An emotional political battleground is taking shape in San Diego's most gay-friendly community.
Hillcrest business leaders want to put up a 65-foot-tall flagpole to fly a large, rainbow-hued "Pride" banner near the street that was recently approved a name change to Harvey Milk Street.
The project, targeted for the south end of a traffic median where Normal Street meets University Avenue, is drawing fire from some residents and community planners.
"Why take the fight to Hillcrest?" says Austin Copeland, a neighborhood resident. "Hillcrest should be allowed a rainbow flag, of all neighborhoods. I could understand it, maybe, if it was somewhere else. But it's Hillcrest. Come on."

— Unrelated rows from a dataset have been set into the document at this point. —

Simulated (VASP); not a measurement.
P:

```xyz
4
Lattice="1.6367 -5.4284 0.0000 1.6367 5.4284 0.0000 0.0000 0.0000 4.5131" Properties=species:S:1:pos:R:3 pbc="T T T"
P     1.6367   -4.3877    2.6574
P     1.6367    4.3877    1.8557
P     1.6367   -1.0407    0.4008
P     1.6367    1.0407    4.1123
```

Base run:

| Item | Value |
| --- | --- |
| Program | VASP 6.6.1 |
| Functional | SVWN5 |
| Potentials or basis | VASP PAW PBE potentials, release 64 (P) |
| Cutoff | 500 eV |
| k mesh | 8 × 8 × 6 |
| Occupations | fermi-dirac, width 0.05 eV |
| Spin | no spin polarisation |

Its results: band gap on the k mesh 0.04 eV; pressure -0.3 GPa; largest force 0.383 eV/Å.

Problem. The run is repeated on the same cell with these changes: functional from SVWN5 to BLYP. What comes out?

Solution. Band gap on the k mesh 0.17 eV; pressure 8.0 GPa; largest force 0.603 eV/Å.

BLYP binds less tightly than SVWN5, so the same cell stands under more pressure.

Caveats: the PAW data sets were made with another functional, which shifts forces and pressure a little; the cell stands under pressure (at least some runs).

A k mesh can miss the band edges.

But community planners only approved the idea on an 8 to 6 vote.
The city Planning Commission rejected it, 4 to 2, with an abstention.
Now the Hillcrest Business Association, which will pay the $25 thousand construction cost and has private donors covering maintenance, is appealing to the City Council for a permit.
While there are complaints about the flagpole's height -- and calls to put something else, perhaps an artistic monument, on the site -- much of the pushback seems to be about perceptions involving the flag itself.
"It's a sign of acceptance," argues Stefan Chicota, a microbrewery owner who's developing a new outlet on a nearby corner. "There's no color, no race, no religion. It's a diverse flag. It's to celebrate diversity. It's not a gay flag."
But critics say all too many people see it otherwise, and consider it unfit for placement on public property.
"It is in no way cohesive," insists North Park resident MaryLou Ruane. "To me, it would be a divisive thing for the people who live in the rest of the community. Or who come there."
Visitors from elsewhere who had occasion to run errands in Hillcrest, and passed the site on Thursday, were largely in support of the flag proposal.
"There are rainbow flags everywhere," said Coronado resident Morgan Cassidy. "So if they want to put up a bigger one, I don't see why not."
Said City Heights resident Theresa Wesley: "This is like a gay community area anyway, so I'm surprised that there's not one already up here."
The project goes before the City Council next Tuesday.
It's exempt from environmental review and not subject to a mayoral veto, if approved.
But it seems likely to generate more than just a routine discussion and "rubber stamp."